Antoinette Smit doing what she loves best - showing the guys how it's done. Picture: supplied

Johannesburg - When you dream, they say, dream big. Those words could have been written for Antoinette Smit, a lifelong biker with a dream as big as the bike she rides.

At an age when most world-class riders are thinking about retiring, she wants to get into Grand Prix racing.

Crazy? Maybe not. Smit was born into a biking family and grew up on small capacity off-road machines, then and now the best training ground for circuit racing on tar.

When she married in 1998 her husband, also a biker, bought her a 200cc Yamaha quad - but she didn’t like it because (a) quads aren’t street legal and (b) they lean the wrong way in corners. So he bought her a Suzuki 400 Bandit - a short-coupled streetbike with a sit-up-and-beg seating position.

She doesn’t want to come across as picky, but she didn’t like that one either. The time had come to choose her own bike - a serious sports machine. And her weapon of choice was an all-black 1999 Yamaha R6.

OK, said her husband, but first you have to complete both the Beginners’ and Intermediate courses at Speed Queen Racing. Which she did - and promptly traded the Yamaha in on a bright red 2006 R6, aboard which she racked up huge distances and even passed her motorcycle riding licence.

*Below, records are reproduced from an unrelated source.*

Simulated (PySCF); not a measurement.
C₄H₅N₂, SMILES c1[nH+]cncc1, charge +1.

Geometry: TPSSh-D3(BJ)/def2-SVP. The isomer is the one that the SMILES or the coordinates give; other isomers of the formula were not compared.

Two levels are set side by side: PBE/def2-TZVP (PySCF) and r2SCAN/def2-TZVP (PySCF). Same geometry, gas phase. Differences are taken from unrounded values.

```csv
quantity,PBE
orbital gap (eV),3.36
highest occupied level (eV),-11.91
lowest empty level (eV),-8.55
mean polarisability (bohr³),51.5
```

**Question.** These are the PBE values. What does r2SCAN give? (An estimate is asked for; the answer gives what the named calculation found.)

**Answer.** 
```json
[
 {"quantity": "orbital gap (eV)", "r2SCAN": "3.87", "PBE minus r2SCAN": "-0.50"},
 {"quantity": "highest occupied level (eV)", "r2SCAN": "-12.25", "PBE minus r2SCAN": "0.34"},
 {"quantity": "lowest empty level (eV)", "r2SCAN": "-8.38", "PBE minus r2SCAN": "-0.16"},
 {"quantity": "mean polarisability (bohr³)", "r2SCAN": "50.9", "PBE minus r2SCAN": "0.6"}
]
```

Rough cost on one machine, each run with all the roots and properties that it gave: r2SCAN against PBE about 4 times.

Typical biker: ride first, licence later.

But if more is good, lots is better and too much is just about right, and ‘too much’ in this case was her next bike - an 1199cc Kawasaki ZX-12R. Smit readily admits that at 247kg wet, it was too heavy for what she was doing with it but, with 142kW on tap its straight-line performance was incomparable - and addictive.

Then real life intervened, in the shape of a divorce - but you can’t keep a biker down for long. A bit more than a year later, she began dating a rider who also had a dedicated track-day bike - a beautifully prepared Honda Fireblade (that’s the bike in the picture), 60 kilograms lighter and with almost the same power as the ZX-12R .

Given her experience on the Kawasaki - albeit a blunt instrument compared to the Honda - he invited her to join him on a track day at Red Star Raceway in Delmas and, despite the misgivings of the marshals (who were right - the ‘Blade is a bit too much bike for the ultra-tight Red Star circuit in any but expert hands) sent her out on it in the C Class beginners’ sessions.

The rest, as they say, is history. Within months she was riding with the fast manne (and chicks) in Class B, and now she’s applied for a club racing licence at Red Star. Smit is convinced she has the mojo to mix it for real on the track and one day, if this determined young lady can find the right sponsorship, at international level.

Unlikely? Yes. Impossible? Don’t bet on it.